I arrived at Dead Horse Point State Park around 2pm. This state park sits at 5,900', high above a gooseneck in the Colorado River. Immense vertical cliffs meet with canyons carved by ice, water, and wind. Native plants and animals have adapted to a land of scarce water and extreme temperatures.
Seven miles of hiking trails navigate the rim rock and desert plateau landscape, connecting eight overlooks. All trails are relatively easy, traversing the mesa top with minimal elevation change. Leaving from the Visitor Center, I connected the East and West Rim Trails to form a 4-mile loop.
Dead Horse Point is a peninsula of rock atop sheer sandstone cliffs that is connected to the mesa by a narrow strip of land called "the neck." According to legend, Dead Horse Point was used as a corral for wild mustangs. After rounding up the horses, cowboys would chose the horses they wanted and let the rest go free. One time, however, the horses were left corralled on the point where they died of thirst within view of the Colorado River below.
The view from Dead Horse Point is one of the most photographed scenic vistas in the world--especially at sunset.
Using my dad's hefty employee discount, I lodged at the Marriott's Fairfield Inn & Suites, conveniently located across from Arches National Park and five minutes from downtown Moab.
Monday was spent at Arches National Park. As you might have guessed, Arches contains the world's largest concentration of natural sandstone arches--over 2,000 arches are located within the park. A paved scenic drive takes visitors to most of the major viewpoints. Short trails provide opportunities to explore the arches and rock formations up close. It’s an easy park to navigate, making it great for a day visit.
I followed the scenic drive to the main viewpoints/short walks, including Park Avenue, Balanced Rock, the Windows Section, Fiery Furnace, and Landscape Arch.
Winter can be a tricky time of year to visit in terms of weather, but crowds are thin and you’ll find a lot more solitude. Plus the snowy peaks of La Sal Mountains create a terrific contrast with the red sandstone. The clouds and lighting that day made especially unique photo ops.
The iconic Delicate Arch is the state symbol, appearing on Utah license plates. Almost 500' above the valley below, Delicate Arch is hidden in a bowl at the top of one of the park’s famous sandstone fins. The arch is freestanding and magnificently alone in the natural sandstone bowl, standing out against the multitude of horizontal planes around it. The three-mile hike is common to do at sunset for the lighting/shadow features.
I visited Canyonlands National Park on Tuesday. Unlike the manageable size of Arches, Canyonlands is Utah's largest national park. It is cut into three districts by the Green and Colorado rivers; Island in the Sky in the north, The Needles in the southeast, and The Maze in the west (the most remote and challenging).
Most start with Island in the Sky, the district closest to Moab. It sits atop a massive 1500' mesa. 20 miles of paved roads lead to panoramic views that encompass thousands of square miles of canyon country. The 100-mile White Rim Road is popular among 4WD vehicles, motorcyclists, and mountain bikers.

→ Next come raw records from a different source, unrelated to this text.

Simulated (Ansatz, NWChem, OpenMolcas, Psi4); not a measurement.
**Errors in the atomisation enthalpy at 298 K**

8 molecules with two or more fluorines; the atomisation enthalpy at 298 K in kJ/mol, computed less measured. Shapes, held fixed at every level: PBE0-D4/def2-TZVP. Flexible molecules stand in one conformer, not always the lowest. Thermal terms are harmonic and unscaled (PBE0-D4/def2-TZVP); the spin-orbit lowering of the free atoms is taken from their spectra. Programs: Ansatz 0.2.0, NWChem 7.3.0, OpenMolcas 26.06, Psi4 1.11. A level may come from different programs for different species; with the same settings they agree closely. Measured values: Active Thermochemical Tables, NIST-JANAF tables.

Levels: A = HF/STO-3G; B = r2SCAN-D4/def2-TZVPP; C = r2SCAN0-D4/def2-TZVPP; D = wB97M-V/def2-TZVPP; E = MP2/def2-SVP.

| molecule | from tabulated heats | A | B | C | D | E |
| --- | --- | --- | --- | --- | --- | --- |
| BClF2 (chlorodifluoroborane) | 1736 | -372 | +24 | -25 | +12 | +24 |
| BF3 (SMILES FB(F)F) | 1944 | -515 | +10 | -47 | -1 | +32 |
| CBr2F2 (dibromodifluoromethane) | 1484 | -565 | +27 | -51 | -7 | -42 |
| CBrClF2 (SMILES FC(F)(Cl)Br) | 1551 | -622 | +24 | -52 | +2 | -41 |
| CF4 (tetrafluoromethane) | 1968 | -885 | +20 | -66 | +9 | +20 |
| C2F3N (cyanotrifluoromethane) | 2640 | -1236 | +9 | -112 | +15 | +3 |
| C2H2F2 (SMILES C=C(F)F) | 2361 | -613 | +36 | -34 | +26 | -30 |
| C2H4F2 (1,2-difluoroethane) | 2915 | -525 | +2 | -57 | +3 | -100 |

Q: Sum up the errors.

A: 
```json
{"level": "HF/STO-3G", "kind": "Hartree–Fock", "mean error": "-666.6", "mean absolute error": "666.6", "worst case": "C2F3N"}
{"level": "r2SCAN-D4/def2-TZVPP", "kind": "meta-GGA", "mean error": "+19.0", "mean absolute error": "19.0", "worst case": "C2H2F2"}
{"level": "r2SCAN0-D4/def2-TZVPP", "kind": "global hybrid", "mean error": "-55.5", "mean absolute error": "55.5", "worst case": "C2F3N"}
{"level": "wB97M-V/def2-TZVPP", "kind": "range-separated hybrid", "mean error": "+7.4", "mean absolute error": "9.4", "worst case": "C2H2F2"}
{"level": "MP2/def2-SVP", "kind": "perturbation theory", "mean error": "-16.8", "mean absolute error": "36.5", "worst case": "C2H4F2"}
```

My first stop was Upheaval Dome. A steep but short trail leads to an overlook of a three-mile wide rock formation that has several geological theories of origin.
Next was Aztec Butte, where a steep climb offers views of Taylor Canyon. Despite a pair of trail runners that passed me, the final scramble was a no-go for my grandma knees.
The Green River Overlook is a pull-out stop with a spectacular view, especially at sunset.
An easy two-mile walk at Grand View Point winds along the canyon edge to the end of Island in the Sky mesa. I developed a healthy fear of heights along this trail, but the panoramic views were unbeatable.
My final stop was a short hike to Mesa Arch. This famous structure sits on the edge of a 500' cliff, framing views of rugged white rim country and La Sal Mountains. Some of the best photos are taken at sunrise.
I spent Tuesday afternoon in downtown Moab. The little hippie town is largely seasonal, as many of the stores had already closed up for winter. The natural grocery store, Moonflower Community Cooperative, quickly became my go-to spot during my stay. I also paid a visit to the Moab Brewery.
My spontaneous road trip to Moab was the perfect last-minute get-away. I feel fortunate that it was relatively low maintenance in terms of planning and cost. Now, of course, I am anxious to explore more of Utah--especially the other three national parks. Until the next adventure!